Monday, August 11, 2014

Goodreads Book Review: The Giver

The Giver (The Giver #1)The Giver by Lois Lowry
My rating: 5 of 5 stars

I figure that now that the film version of The Giver is almost out, it's time for me to write a review of the book. I'm going to try to keep this about just the book - if I see the movie I'm going to try to evaluate that on it's own standing even though I'm not entirely pleased with some of the choices they've apparently made with it. I'm also going to just review The Giver on its own as a novel, even though it's the first in a four-book series. I finally did get around to reading the other books in the series, and though they take things in an interesting direction and provide some closure that The Giver on its own lacks, in some ways I prefer The Giver as its own independent story.

I read this book when I was 13, and it is one of the books or maybe the book from childhood that has made the most lasting impression on me. It's just such a simply written, yet powerful story, written at a level suitable for middle schoolers but with themes much more mature than the average young adult novel.

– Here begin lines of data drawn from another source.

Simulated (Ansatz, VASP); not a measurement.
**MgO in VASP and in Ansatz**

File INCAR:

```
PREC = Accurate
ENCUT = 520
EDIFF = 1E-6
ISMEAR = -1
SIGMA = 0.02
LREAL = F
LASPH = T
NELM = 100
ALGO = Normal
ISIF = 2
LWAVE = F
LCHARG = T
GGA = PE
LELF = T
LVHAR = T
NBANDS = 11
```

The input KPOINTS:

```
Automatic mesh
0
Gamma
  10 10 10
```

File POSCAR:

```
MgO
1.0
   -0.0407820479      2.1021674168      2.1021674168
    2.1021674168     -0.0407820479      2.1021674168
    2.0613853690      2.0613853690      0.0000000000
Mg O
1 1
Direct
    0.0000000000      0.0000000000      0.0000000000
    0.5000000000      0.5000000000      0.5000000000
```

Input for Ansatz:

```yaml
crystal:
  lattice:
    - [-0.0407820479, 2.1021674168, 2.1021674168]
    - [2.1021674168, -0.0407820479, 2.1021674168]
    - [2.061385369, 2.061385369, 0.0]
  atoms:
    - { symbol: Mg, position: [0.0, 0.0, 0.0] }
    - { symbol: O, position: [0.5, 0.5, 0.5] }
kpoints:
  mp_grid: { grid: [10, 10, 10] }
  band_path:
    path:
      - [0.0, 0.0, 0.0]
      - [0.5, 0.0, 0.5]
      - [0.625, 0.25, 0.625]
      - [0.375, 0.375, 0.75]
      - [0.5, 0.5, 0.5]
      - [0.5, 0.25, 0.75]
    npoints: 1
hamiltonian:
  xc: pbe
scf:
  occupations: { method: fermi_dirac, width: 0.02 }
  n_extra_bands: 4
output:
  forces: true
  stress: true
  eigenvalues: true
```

In drawing the reader into protagonist Jonas' world, Lois Lowry shows that sometimes the simplest writing is the most evocative. Jonas is a twelve-year-old boy, and in some ways he seems like a typical preteen boy, but in the community he lives in, everything is perfect and orderly. There is no war, hardship, or poverty, and everyone knows their place. Their future is set out by the community leaders.

But as the novel opens prior to the ceremony where the "Twelves" will receive their vocational assignments, Jonas is feeling apprehensive. And when he receives the role of "The Receiver" to be trained under the wise, aged "Giver," his perfect world is turned upside down.

Jonas's role as the Receiver is to receive memories from "the time before." Every time he meets with the Giver, he receives a memory of something his community no longer has. These memories start out simple - pets, Christmas, sledding - and gradually become more poignant and emotional as Jonas experiences everything from familial love to loss, fear, and pain. As he continues with the Giver, Jonas begins to question all that he has accepted about his community and his life.

I think the reason The Giver works so well is that the reader experiences everything with Jonas. So when Jonas first begins to see flickers of color (yes, all color was stricken from the community in the name of sameness) we imagine what it would be like not to know the color red. From little details that we take for granted to powerful emotions, Lowry makes us question what we would really trade away in search of a "perfect" world.

Yes, some things about Jonas's community don't "make sense." I'm not entirely clear how they have removed color from the community, how memories are transmitted from the Giver to Jonas, etc. And then there are the pills that every community resident takes when they experience their first "stirrings" (sexual urges). I had thought these pills were strictly for controlling or suppressing their sexuality, but both The Giver and later books in the series suggest that they prevent people from forming deep attachments or emotions at all. So why are they not taken until puberty, to prevent children from bonding with the people who raise them but can't be really called "parents"?

However. I've never been one to need dystopian literature to be realistic, and in the case of The Giver adds to the sense of mystery. It is the same for the purposefully up-in-the-air ending. Later books in the series do provide closure as to what happens to Jonas and to Gabriel, the baby Jonas's father had been caring for. However, I almost prefer the way The Giver ends on a note of mystery and wonder.

5 stars for being one of the most powerful books of my childhood/adolescence.